I really don’t know how I’m supposed to live through this sometimes. The pain, at times, is unbearable. I was cleaning up my office today and came across his bank statement from August. It was unusually thick, so I opened it, knowing what it would do to me. I did it anyway.
He ate at Taco Bueno. He shopped at Price Chopper and Wal-Mart. He went to Freedom Cycles. There’s something about knowing these things that makes the hurt deeper. He lived. In August he was alive and ate and shopped. He went to his favorite motorcycle shop. He had friends there that I met at his visitation. They were pallbearers at his funeral.
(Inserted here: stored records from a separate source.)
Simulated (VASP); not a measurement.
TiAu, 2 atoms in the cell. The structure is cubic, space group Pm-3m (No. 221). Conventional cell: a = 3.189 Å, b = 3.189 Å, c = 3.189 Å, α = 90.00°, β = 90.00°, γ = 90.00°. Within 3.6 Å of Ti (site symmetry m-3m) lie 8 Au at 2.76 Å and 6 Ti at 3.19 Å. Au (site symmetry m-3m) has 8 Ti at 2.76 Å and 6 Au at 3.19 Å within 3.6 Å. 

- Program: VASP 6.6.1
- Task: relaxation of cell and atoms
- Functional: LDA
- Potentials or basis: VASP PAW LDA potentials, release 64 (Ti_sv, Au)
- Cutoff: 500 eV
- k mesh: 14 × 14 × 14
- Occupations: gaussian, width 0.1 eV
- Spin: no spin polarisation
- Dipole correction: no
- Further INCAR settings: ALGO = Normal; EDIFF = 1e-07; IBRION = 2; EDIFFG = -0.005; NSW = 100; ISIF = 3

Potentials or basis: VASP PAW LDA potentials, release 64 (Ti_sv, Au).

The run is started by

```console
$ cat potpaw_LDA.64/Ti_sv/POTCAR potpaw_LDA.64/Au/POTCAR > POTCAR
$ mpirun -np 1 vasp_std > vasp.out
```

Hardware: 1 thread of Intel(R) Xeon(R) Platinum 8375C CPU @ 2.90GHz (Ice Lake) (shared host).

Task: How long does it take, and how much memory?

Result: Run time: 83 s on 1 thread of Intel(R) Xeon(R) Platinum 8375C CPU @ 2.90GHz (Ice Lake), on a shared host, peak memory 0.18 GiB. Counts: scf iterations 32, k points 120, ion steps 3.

This isn’t true, I know, but I feel like his untimely death invalidates his life. This can’t be true, because so many people were touched by his life. But, I never got enough of it. I never had enough of him. He was the one who always wanted to “go”. He wanted to be in the Navy from the time he understood what the Navy was. He wanted to be a Blue Angels pilot. He wanted to go to Annapolis. He wanted to travel. He wanted to fly. He did most of that. Annapolis and the Blue Angels pilot didn’t come to fruition, but the rest of it he accomplished. His desire to “go” made my heart ache for him like none of my other kids. The other ones have stayed in the same area we are in. But he always needed to be going somewhere exciting, he always had a goal. I thought I would die of a broken heart when he went to boot camp. No contact for 9 weeks except for the occasional letter. But, we saw him after the 9 weeks were up. Then, he was off to Pensacola, FL, for “A” school. He had a phone and would call, but it still didn’t satisfy the ache I had to hug him a bit more often. Then, he decided to be stationed in Japan for 3 years. We saw him once a year for 3 years. Again, sometimes I thought my heart would break with longing for a hug, a smile, a “hi, mom” from him. I never got enough of him.
He was one of my quieter kiddos. The conversations we had were usually meaningful and memorable. He was a bit sarcastic and had an edge to his humor. But, he was liked by everyone who knew him. Sometimes you had to dig a bit to get under his sarcasm, but it was worth it. The day of his death I went into my youngest daughter’s bedroom where she and her sister were comforting each other. I laid down on the floor to cry with them. I can’t remember what was said that prompted this comment, but I remember saying “He was the sweetest little ass.” That pretty much summed him up. A sweet little ass. He would do anything I asked of him, but there was always that edge.
I loved him so much. I miss him so much.
2 comments on “Never Enough”
No life can be invalidated. He lived life well. He blessed many with his life. I believe in Eternal Life. Izzy’s life is NOT over. Love to you
“He was the sweetest little ass.” Made me chuckle. How beautiful that you could be so real even in that intense grief.
From your description of him always wanting to go and be somewhere exciting, can you imagine how exciting heaven must be for him?